9/09/2008

I saw descriptions of barred patrons

Context
We sometimes bar people from entering our library. I was looking over the descriptions of these patrons today and many of them included the following: black male; black hair; brown eyes.

Commentary
Why yes, I am going to talk about racism today but perhaps not in the fashion you're expecting. As I read these descriptions today I was trying to figure out if it's redundant to say "black male" and "black hair and brown eyes," given that these characteristics are true of the vast majority of black males. Not all, of course, but many. On the other hand, when you're giving a description of someone it's a bad idea to make any assumptions.

Which brings me to something we frequently talk about when discussing racism: the belief that all black people look alike to white people. This isn't strictly true of me, but it is true that I often have trouble distinguishing between people who have chocolate-colored skin and black hair.

I'm not being disingenuous. I don't know if it's because I'm white or I was raised wrong or I have weird cultural touchstones, but when I first meet people the first physical characteristics I look at are skin color, hair color, age, height and weight. And by "age, height and weight" I mean "relative to me." So I have found myself in the situation where I met two dark-skinned ladies with black hair who were taller, wider and older than me and was unable to distinguish them until I got to know them better. They also happened to be black. In my defense, as a person who teaches a lot of senior citizens, there are a number of light-skinned, grey-haired, older/shorter/thinner than me women I can't tell apart, either.

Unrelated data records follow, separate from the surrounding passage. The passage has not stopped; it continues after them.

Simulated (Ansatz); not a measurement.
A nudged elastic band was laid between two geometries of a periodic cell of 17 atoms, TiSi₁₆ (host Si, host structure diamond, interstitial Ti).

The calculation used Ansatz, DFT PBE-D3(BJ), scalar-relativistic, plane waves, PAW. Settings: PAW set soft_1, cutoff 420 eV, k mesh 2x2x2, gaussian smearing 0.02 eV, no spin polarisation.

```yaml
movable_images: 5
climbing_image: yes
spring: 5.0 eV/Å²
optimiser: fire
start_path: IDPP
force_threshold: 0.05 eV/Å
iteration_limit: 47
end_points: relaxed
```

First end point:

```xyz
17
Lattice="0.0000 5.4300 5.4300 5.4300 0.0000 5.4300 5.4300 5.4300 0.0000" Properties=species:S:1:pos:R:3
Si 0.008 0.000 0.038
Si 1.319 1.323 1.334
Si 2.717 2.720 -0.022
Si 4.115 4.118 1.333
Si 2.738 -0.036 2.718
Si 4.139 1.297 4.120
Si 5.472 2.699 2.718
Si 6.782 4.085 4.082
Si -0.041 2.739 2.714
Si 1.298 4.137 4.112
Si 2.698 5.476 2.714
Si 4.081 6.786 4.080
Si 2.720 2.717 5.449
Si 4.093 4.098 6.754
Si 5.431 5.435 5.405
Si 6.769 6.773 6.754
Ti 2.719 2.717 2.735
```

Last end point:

Certainly the situation becomes much less dire-looking if we remove the word "black" from the description of people we can't tell apart. In fact, is this a case where overgeneralization is running in the opposite direction? Is the problem that all black people look alike to me? Or is the problem that when two people with some similar characteristics look alike to me the assumption arises that I see all black people as being the same? Or worse, that all white people see all black people as being the same?

What did you see today?

1 comment:

Anonymous said...

I've read that this is common - people of one ethnicity finding it harder to distinguish people of another. I had that problem at Stamps when I was teaching there, and students from the black community mixed me up with another, about the same size, teacher with dark hair. They also confused two young "white" girls.
I'm sure it was harder for me to tell "black" students apart, also.